Was it delicious? Yes!  The greenness of the parsley and peas went perfectly with the richness of the chicken.  I would certainly make it again. It will most definitely not make it all the way to the freezer.

P.S. Now the Star Trek episode is based on the holodeck in San Francisco!

I was at the market on Wednesday and picked up a three pack of strawberries.  It’s that delicious time of year when all the fruit is coming in to the market and I can’t resist ANY of it.  (I also got peaches, apricots, nectarines and plums.  See what I mean?)

When I got home I was reading some of my favourite blogs and I found these two recipes over at Food in Jars and Sugar Crafter.

So I set about chopping up strawberries, putting them in jars (at 11:00 at night).  They sat there until tonight in a jar where they soaked in vanilla and sugar and turned delightfully juicy.  Peter even asked me how much water I’d added!  None – those were just some very juicy strawberries.

And then, oh and then.  I got to pick a lemon from my lemon tree!!!  I picked it up last year when we moved here in an effort to be more Californian and it keeps trying to grow fruit and failing.  But at last I’ve been able to harvest my first lemon.

Some zesting later, it was ready to add to the jam.

Lessons learned: I needed more jars, and a bigger pot.  Now I know for next time.  Also, I needed to cook the jam longer.  But – check out the end result!  It set and it tastes delicious.

Now I just have to wait for the scones to come out of the oven and I’ll have a delicious evening snack.

 

 

 

Avocados!

I couldn’t believe it!  2 mangos! Signs of spring are here.  The news letter talks about peas and berries and peaches.  I’m so excited!

We blasted our way through our first Farm Fresh box.  I even ate the lettuce (although, it was just as a snack – lettuce leaves and ginger dressing).    Since we made it through with lots of time to spare, we decided to get a bigger box this week.  Turns out we eat a lot more vegetables than I thought!

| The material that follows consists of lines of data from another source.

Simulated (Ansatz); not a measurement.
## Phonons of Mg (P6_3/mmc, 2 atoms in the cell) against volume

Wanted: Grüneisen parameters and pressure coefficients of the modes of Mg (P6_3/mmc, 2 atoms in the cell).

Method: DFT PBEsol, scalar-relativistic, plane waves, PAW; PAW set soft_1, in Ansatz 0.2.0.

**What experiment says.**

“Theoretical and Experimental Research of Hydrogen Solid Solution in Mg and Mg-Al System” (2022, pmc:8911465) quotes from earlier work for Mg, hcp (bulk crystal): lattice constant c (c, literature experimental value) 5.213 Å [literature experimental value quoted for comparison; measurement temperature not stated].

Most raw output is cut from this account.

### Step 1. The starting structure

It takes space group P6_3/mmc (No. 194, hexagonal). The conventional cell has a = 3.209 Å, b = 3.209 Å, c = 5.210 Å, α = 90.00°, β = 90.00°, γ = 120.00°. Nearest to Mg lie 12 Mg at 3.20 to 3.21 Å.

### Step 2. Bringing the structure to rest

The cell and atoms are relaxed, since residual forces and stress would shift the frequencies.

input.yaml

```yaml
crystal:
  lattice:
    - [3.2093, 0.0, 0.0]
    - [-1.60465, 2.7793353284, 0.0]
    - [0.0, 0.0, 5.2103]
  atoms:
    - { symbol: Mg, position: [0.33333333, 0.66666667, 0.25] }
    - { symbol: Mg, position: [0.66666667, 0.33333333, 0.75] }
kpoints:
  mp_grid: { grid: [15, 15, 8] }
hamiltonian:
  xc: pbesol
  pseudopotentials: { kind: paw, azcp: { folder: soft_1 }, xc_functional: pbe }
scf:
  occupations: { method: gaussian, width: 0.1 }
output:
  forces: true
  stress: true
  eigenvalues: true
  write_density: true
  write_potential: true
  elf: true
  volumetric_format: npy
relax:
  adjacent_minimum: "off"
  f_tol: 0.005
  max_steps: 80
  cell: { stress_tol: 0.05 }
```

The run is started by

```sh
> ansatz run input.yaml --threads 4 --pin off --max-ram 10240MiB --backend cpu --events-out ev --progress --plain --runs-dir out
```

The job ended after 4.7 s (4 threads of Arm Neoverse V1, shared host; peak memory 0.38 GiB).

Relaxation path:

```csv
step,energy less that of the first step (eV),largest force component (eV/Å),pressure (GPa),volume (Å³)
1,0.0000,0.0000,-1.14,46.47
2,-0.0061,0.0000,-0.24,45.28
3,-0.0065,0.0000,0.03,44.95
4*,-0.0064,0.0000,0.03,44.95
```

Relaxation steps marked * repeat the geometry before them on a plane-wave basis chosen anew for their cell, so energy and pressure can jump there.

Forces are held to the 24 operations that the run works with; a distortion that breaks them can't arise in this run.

This week’s box has a lot more greenery in it.  I look forward to the challenge of using it all.

Here’s what we got:

4 Granny Smith Apples (we’ll just eat these as snacks, although one might end up in a salad.)

2 Navel Oranges (ditto as the apples)

4 Minneola Tangelos (yum.)

1 Eureka Lemon

2 Cara Cara Oranges

1 bunch of Broccoli

1 bunch of Chard

1 bunch of Collard Greens

1 bunch of Fennel

1 bunch of Leaf Lettuce

1 bunch of Celery

1 lb of Yellow Onions (aka 2 onions)

1 lb of Russian Banana Potatoes

I made this tasty recipe last week with the collard greens that my friend sent me.  I served them with a side of quinoa and a poached egg.  But, I think I’ll try a different recipe this week.  Any suggestions?

The lovely people at Farm Fresh included a couple of recipes with this week’s box.  One for Sauteed Chard, Stems and all! and another for Fennel Orange Salad.  Could be interesting.  Definitely a place to start!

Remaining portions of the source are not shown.